The New Sudoku Players' Forum

by **Red Ed** » Sat Dec 16, 2006 10:11 am

gsf wrote:if you just want a stream of grids try
Code: Select all
sudoku -g -T0x80 -f%v

Much better: 10.68.

Interesting that gsf's program has a very slight preference for creating size-4 unavoidables in near the top left of the grid, over creating them near the bottom right. But with speed like that, who's complaining? ( Actually, for the purposes of this thread, I am

)

by **gsf** » Sat Dec 16, 2006 11:33 am

Red Ed wrote:
gsf wrote:if you just want a stream of grids try
Code: Select all
sudoku -g -T0x80 -f%v
Much better: 10.68.

Interesting that gsf's program has a very slight preference for creating size-4 unavoidables in near the top left of the grid, over creating them near the bottom right. But with speed like that, who's complaining? ( Actually, for the purposes of this thread, I am )

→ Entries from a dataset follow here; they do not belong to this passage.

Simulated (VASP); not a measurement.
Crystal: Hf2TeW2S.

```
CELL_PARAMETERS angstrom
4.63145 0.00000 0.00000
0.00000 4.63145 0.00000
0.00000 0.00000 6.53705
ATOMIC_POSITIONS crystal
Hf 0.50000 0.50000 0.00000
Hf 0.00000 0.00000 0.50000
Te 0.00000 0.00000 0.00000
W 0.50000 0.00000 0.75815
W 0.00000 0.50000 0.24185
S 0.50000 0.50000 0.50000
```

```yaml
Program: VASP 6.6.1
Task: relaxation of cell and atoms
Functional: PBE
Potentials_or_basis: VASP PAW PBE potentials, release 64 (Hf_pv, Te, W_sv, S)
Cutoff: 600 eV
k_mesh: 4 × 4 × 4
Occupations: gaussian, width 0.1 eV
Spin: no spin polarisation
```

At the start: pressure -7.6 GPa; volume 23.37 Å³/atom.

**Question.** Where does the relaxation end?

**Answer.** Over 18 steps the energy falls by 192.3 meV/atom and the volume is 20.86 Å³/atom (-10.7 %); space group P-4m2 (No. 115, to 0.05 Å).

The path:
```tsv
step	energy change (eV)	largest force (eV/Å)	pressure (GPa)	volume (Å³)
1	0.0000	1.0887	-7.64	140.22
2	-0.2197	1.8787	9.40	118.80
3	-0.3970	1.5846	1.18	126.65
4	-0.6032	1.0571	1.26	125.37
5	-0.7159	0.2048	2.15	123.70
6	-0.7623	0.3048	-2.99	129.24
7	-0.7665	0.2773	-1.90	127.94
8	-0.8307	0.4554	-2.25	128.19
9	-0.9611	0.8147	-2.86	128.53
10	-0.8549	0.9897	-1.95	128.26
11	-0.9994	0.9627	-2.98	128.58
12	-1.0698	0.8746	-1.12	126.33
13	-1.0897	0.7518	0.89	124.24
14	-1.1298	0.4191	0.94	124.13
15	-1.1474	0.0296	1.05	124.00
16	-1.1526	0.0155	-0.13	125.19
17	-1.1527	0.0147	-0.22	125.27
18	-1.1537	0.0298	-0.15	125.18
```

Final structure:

the generator works in two stages
first stage generates a valid solution grid (81 clues)
it starts with a full pencilmark grid and selects a random cell with >1 candidates
and then selects a random candidate in that cell and makes it a clue
pencilmarks are propagated and invalid grids are tossed
at the 27th clue assignment the grid is solved with unique solution check enabled
unique solutions are sent to the second stage, otherwise the first stage is restarted

second stage fills an empty grid using clues from the solution grid
no validation is needed because the clues are taken from a valid solution grid
after 16 clues are filled (might as well do a < 17 clue stab) the singles backtrack solver
is used to check for unique solution

so at least some of the bias is in stage 1, in at least 2 places
the magic "27" was chosen to minimize the number of (heavyweight) solver calls
vs the number of (lightweight and amortized) pencilmark validations

its also goofy to throw out multi-solution puzzles in a solution grid search
since two valid solution grids are tossed -- it should take the first solution
as a gift and pass that on to the second stage
I'll rectify that but I won;t be able to update www until monday

as for upper-left vs lower right bias, isn't that an automorphism wash?
i.e., the grids could be randomly permuted to eliminate that, no?

the "random" selections are based on a 64 bit PRNG (cycle 2^64)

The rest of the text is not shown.